It is important to give some thought to the life of your research data after your project is completed and what file formats will enable long-term accessibility and reusability.
When you create digital research data its file format is often dictated by how you choose to collect, analyse and store your data, by the hardware being used or the availability of software. It can also be determined by discipline-specific standards and customs.
The file formats used when collecting and working with research data are not always ideal for long-term accessibility and reusability. You should therefore consider:
You may find that you need to use one format for your own data recording and analysis and another for data archiving and sharing. Where possible, converting your files to open, non-proprietary formats that can be used by any operating system to maximise accessibility and interoperability.
We do not know which data formats will still be readable in 10 or 20 years time but the following guidance may help inform decision making:
Open, non-proprietary file formats - where documentation that describes the format is complete and freely available - are far more likely to remain useable even if the software that created it is no longer available or functioning. If the only option for reading or accessing the data is the programme that created the file, it's most likely a proprietary, closed format.

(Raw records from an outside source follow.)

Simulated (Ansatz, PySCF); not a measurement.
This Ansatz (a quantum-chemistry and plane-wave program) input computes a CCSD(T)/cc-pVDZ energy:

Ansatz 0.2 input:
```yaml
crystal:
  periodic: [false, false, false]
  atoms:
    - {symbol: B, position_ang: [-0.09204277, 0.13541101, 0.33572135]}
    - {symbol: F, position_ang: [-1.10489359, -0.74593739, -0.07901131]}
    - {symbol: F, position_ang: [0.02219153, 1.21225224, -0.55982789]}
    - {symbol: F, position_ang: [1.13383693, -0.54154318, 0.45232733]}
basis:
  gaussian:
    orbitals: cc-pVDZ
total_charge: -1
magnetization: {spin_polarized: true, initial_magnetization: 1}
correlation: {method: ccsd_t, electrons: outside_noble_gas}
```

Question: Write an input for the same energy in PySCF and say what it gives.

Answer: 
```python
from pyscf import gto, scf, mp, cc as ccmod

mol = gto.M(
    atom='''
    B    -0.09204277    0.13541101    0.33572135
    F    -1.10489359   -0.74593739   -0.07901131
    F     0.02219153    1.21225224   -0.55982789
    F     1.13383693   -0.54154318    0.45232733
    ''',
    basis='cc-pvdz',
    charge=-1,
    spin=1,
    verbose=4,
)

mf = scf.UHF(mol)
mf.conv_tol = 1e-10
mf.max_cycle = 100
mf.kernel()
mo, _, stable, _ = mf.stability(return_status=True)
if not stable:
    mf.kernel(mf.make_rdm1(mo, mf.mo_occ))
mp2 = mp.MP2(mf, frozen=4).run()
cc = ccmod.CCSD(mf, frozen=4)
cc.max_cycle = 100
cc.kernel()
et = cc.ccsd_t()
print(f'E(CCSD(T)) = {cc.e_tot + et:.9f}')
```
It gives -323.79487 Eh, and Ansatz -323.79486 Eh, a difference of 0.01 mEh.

Example: TIFF is a good format for the long-term preservation of digital image files. The TIFF image specification was published in 1992 and is available for anyone to consult.
Ubiquitous file formats that are in very wide circulation are more likely to continue to be readable for some time. Even if the creating application becomes obsolete, it is likely that the critical mass of users will ensure the supply of necessary import routines.
For cutting edge research projects, where the use of new techniques for data creation and analysis necessitate the use of obscure and niche file formats, this will not be a major consideration.
Examples: Popular file formats include Microsoft Office files, MS Word and MS Excel.
Compression is often introduced to make the file smaller and easier to store, however this can lead to data loss. Uncompressed versions of files should be maintained where possible.
Example: Uncompressed TIFF is the de facto standard for storage of image files. Use of other formats that include compression (e.g. JPEG) will result in a lower image quality.
ASCII formats can be opened in a basic text pad application and the text within it should be readable. If your data can be viewed successfully in a text editor it should be readable into the future.
Example: A CSV file can be opened within a text editor and the data can be inspected within the text editor or can be imported into a range of other software packages.
PDF/A is the archival version of the PDF standard. Based on PDF 1.4 it reduces the complexity of some of the more recent versions of PDF and ensures that all necessary information is embedded into the file. PDF/A isn't reliant on certain system fonts being present on the device on which it is accessed so this makes it more likely to be readable in the future.
Original files from the creating application often contain more information than those that are subsequently derived from them. Derived files may be of poorer quality due to the introduction of compression or the loss of other information such as metadata. Derived files may also be harder to extract information from.
Example: An original MS Word document is easier to preserve for the long term than a PDF version of the same file.
Many data repositories specify the file formats they will accept. These are formats chosen by the repository to help it keep data usable over the long term.
The file formats recommended by the UK Data Service and the data requirements table of the Archaeology Data Service, for example, offer useful lists of preferred formats that can help you to choose the file formats to use.
Native Google files (e.g. Google Docs and Google Sheets) will need to be downloaded into different file formats before deposit with a data repository. You should ensure that the file format chosen adequately and accurately captures the content of the item, e.g. that calculated values in spreadsheets are retained or comments within documents captured.
It's important to carefully consider the file formats you are going to use as conversion to different file formats will add to your workload.
You should also consider the software and/or application you are using to present your research data.
If you are using specialist new and/or expensive software then you should consider reformatting it to a more user-friendly application, if feasible.